On February 26, 2025, ACG 101 – Association for Corporate Growth 101 Corridor hosted a panel of industry leaders to discuss the evolving PE and M&A landscape. The panel was moderated by Stradling Yocca Carlson & Rauth LLP Partner, Alidad Damooei and featured insights from industry leaders, Jeremy Holland (Managing Partner The Riverside Company), Alicia Zhu (VP Shamrock Capital), Tim Meyer (Co Founder and Managing Partner Angeles Equity Partners, LLC), and Matt Minnaugh (Director of Business Development Century Park Capital Partners. Before the discussion kicked off, we were treated to an industry update from Calabasas Capital Managing Director, David Bonrouhi that left the room feeling optimistic about what is in store for 2025 and beyond. Here’s what you need to know:

Key Takeaways from the Panel Discussion:

Is Private Equity the Right Move for Your Business?
Private equity is adapting to a fast-changing economy. As a business owner, understanding the factors influencing investor behavior can help you make better strategic decisions.
- Founder-Led Support & Institutional Capital: Matt Minnaugh of Century Park Capital Partners emphasized that PE firms are prioritizing founder-led businesses with strong management teams. If you’re considering PE investment, know that firms with structured executive alignment can see up to 15% higher returns, according to Bain & Company.
- Exit Pressure & Liquidity Demands: If you’re thinking about selling your business, now may be a good time. Private equity firms are under increasing pressure to generate liquidity events and return capital to their limited partners (LPs), which impacts their distribution of paid-in capital (DPI) metrics. Preqin reports that PE firms are sitting on $1.3 trillion in dry powder, meaning they need to deploy capital efficiently, creating potential opportunities for business owners looking to exit.
- AI & Talent Investment: PE firms are increasingly investing in AI to streamline operations and enhance portfolio value. If your company is leveraging AI or data-driven decision-making, you may be a more attractive target for investors. McKinsey & Company estimates that AI adoption in portfolio companies can improve EBITDA growth rates by 12-18%.
How Market Trends Impact Your Business’s Valuation
Beyond internal operations, broader market trends will impact how investors view and value your business.
- Industries in Demand: If you own a business in IT services, blue-collar trades, restoration, or landscaping, you’re in a prime position. Tim Meyer of Angeles Equity Partners, LLC noted that fragmented industries remain highly attractive to PE firms. PitchBook data shows an 18% year-over-year increase in PE deal volume in these sectors.
- Boomer-Owned Business Transitions: If you’re a business owner over 55, you’re part of a massive wave of potential sellers. The National Center for the Middle Market research reports that over 40% of businesses with $10M-$100M in revenue are owned by baby boomers. A good portion of these businesses don’t have succession plans in place and PE firms are actively acquiring these businesses, making it an opportune time to consider alternative succession plans.
How Global Factors May Influence Your Next Move
Economic conditions, government policies, and global trade shifts will play a role in your exit timing and business strategy.
- Tariffs & Trade Policy: If your business relies on global supply chains, consider that ongoing tariff battles could impact your bottom line. The World Trade Organization (WTO) reports that supply chain reconfigurations have driven a 23% rise in nearshoring activity since 2023. Evaluating domestic supply alternatives may increase your attractiveness to investors.
- 2025 Market Outlook: Experts anticipate a strong market in the second half of 2025. EY’s Global PE Survey found that 72% of firms expect increased deal volume as valuation gaps narrow. If you’re considering selling, preparing now can position you for the best exit terms later this year.

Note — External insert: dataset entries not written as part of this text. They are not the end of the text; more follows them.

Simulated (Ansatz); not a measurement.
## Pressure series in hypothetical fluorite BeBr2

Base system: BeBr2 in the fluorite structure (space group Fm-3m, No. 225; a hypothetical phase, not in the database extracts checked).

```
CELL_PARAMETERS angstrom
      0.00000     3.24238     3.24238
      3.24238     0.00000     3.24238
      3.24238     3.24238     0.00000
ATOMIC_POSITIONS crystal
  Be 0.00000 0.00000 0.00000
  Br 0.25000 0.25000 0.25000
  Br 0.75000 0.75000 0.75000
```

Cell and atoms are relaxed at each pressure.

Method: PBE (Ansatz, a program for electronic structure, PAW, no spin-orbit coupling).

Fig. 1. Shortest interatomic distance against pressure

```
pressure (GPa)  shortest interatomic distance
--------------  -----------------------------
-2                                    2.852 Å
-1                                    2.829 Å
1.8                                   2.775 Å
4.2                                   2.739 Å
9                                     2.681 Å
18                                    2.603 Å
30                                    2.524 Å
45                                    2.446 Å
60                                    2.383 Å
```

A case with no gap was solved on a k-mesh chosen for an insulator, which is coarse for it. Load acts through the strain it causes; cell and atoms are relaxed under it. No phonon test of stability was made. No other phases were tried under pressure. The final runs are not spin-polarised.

How Business Owners Can Maximize Their Opportunities in 2025
If you’re preparing to sell, raise capital, or bring on a strategic investor, here’s how to make your business more attractive to PE firms:
- Leverage AI & Automation – Implement AI-driven efficiencies in your operations to increase margins and showcase scalability.
- Position Your Business in a High-Growth Sector – IT services, blue-collar trades, and restoration businesses remain highly attractive to PE buyers.
- Structure a Strong Leadership Team – Investors favor businesses with well-aligned leadership teams, reducing transition risks post-acquisition.
- Prepare for Due Diligence – Ensure your financials are clean, processes are well-documented, and growth strategies are clear.
- Time Your Exit Strategically – With market activity heating up in late 2025, positioning your company for sale in Q3 or Q4 may maximize valuation.

Final Thoughts: See Your Business Through a New Lens
Private equity isn’t just about financial engineering—it’s about operational excellence, value creation, and long-term scalability. Even if PE isn’t the right path for you or your company, you can benefit immensely from evaluating your operations, processes, and people through the lens of a PE firm.
Take time in 2025 to assess your company from a new perspective. Identify inefficiencies, refine leadership structures, and enhance scalability—whether or not you plan to engage with private equity. Positioning your company for long-term success starts with strategic evaluation today.